Tabs and options can be and have been expanded over time, depending on research needs.

FLIP, Food Label Information Program; FSANZ, Food Standards Australia New Zealand; NFt, Nutrition Facts table; TLL, Traffic Light Label; TRA, Table of Reference Amounts; UPC, Universal Product Code.

Data Security

The FLIP is hosted on a cloud-based infrastructure located in Virginia, USA and Quebec, Canada. Raw data for each product page with date and time of data collection is stored separately for audit and data verification purposes, and to provide a mechanism for re-extracting data in the event that data was previously extracted incorrectly, or additional data points are required. At present, the FLIP website is available to the L'Abbé Lab nutritional sciences researchers at the University of Toronto, as well as national and international university and government researchers with whom the University of Toronto has set up data sharing agreements.

Phase 1: Food Label Information Program Database Development and Enhancements

FLIP 2020 Data Collection

The latest phase, FLIP 2020, is described in this manuscript. The FLIP 2020 contains nutrition information for 74,445 product listings, representing 48,829 unique universal product codes (UPC). Food information from the leading grocery retailers in Canada with online information were acquired from their respective websites and digitalized to enhance ease and efficiency of collection and analysis. Food composition database software (University of Toronto, Toronto, ON, Canada) (web and mobile) was developed for FLIP 2020, resulting in a shorter and more efficient food collection and data processing approach (Table 1).
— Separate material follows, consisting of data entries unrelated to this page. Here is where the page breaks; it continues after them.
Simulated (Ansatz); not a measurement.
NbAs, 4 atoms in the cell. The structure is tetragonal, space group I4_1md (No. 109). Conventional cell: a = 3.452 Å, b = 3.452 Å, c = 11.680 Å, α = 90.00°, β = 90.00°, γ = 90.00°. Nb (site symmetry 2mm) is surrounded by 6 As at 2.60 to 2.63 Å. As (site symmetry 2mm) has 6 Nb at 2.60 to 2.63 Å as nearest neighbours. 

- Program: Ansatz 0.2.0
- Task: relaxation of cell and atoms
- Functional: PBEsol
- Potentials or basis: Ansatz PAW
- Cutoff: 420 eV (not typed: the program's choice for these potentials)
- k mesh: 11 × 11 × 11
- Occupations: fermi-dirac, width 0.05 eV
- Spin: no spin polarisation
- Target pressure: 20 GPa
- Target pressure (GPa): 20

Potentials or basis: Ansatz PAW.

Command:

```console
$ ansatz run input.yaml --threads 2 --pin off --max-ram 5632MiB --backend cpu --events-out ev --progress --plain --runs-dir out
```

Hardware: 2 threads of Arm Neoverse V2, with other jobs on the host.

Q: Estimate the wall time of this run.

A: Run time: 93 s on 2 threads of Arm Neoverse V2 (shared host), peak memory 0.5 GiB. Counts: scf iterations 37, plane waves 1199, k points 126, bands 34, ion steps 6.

Data was acquired from the websites of seven Canadian retailers (Costco®, Costco Wholesale Canada Ltd., Nepean, ON, Canada; Grocery Gateway by Longo's, Longo's Brothers Fruit Markets Inc., Empire Company Ltd., Stellarton, NS, Canada; Loblaws®, Loblaws Companies Ltd., Brampton, ON, Canada; Metro, Metro Inc., Montreal, QB, Canada; No Frills®, Loblaws Companies Ltd., Brampton, ON, Canada; Voilà by Sobeys, Empire Company Ltd., Stellarton, NS, Canada; and Walmart, Walmart Canada Corp., Mississauga, ON, Canada), representing over 80% of the grocery retail market share (30, 31). Data were collected between May and June 2020, and in February 2021 (the latter for Voilá due to the lack of e-commerce availability during the initial scraping period). Two additional websites of two retailers (Loblaws and No Frills), located in a populated metropolitan Toronto area, were selected for additional data acquisition for further analysis of the e-commerce food environment.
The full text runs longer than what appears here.